WRITERS TELL ALL
Meredith Davidson & Matthew Turbeville: Ruth, I am so excited to talk about your novel. I was hooked from the initial description, and I couldn’t stop reading and rereading as I went on. I find folklore, family legends, the histories we carry from our ancestors so intriguing. Why do you think these things are so important to people, and can you point to whether living with a legacy on our names, or superstition, or lore effects life for the better or worse?
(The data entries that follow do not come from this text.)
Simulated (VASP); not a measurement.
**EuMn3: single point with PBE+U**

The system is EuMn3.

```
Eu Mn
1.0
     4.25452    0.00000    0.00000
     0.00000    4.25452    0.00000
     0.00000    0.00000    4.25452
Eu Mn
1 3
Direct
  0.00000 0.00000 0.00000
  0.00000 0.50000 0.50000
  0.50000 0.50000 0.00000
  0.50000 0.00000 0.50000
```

Ruth Gilligan: Wow, talk about a big question to start us off! But a good one, definitely. And thank you so much for reading (and rereading) the book, I’m thrilled you enjoyed it. Needless to say, I also find these layers of belief completely intriguing. There’s this thing we call Religion with a capital ‘R’, then there is the slightly less official or formal realm of folklore slash superstition (although I have all sorts of thoughts about who gets to decide the cut-off point between these two) and then, as you mention, there are the family stories and traditions that get passed down from one generation to the next. I think in many ways, all these layers can offer roughly the same kinds of rewards and restrictions – whether it’s comfort and continuity, a sense of higher purpose, or whether it’s a stifling or prescriptive presence, as if your life choices are being dictated in all sorts of damaging ways. I have definitely experienced all those facets of faith at some point in my life.
MD/MT: What first interested you in family traditions, lore, history, and legends? What about different regions of countries or parts of the world change the way we view these different aspects of life and the past?
RG: I grew up in Ireland, which of course is known for being a fiercely religious country, but amidst all the talk of Catholicism and Protestantism, there is also this lesser-known realm of Irish folklore and superstition which, for many, is still alive and well. And what’s fascinating to me is that it’s not an ‘either or’ situation – plenty of people can have a house decked out with crucifixes and sacred heart statues, but also still believe in fairies and pagan rituals. For some that might seem contradictory, but as I mentioned before, I think the lines between these beliefs – or types of belief – are so nebulous anyway. There’s no logic and that’s the messy, beautiful point (and indeed, that’s the messy, beautiful starting point for a novelist).
MD/MT: One character, Una, wants to perhaps become a butcher, but is limited by her sex. Obviously, this should be viewed as form of sexism, but what does it say that patriarchal values, control, and lineage shapes Una so much from a young age, and how, if at all, might she and other women be able to step outside this?
RG: What does it say? It says welcome to Ireland, where the Guinness is good and the patriarchy is alive and well! I’m being facetious (slightly), and obviously times they are a-changing, but historically – and this goes back to the ‘fiercely religious’ thing – women and women’s bodies have been treated pretty appallingly in my country. The Church has so much to answer for and, like I said, progress is definitely afoot (see the historic result of the 2018 abortion referendum), but there is a still so much residual trauma – and rage – from the manifold ways in which Irish women have been systemically suppressed.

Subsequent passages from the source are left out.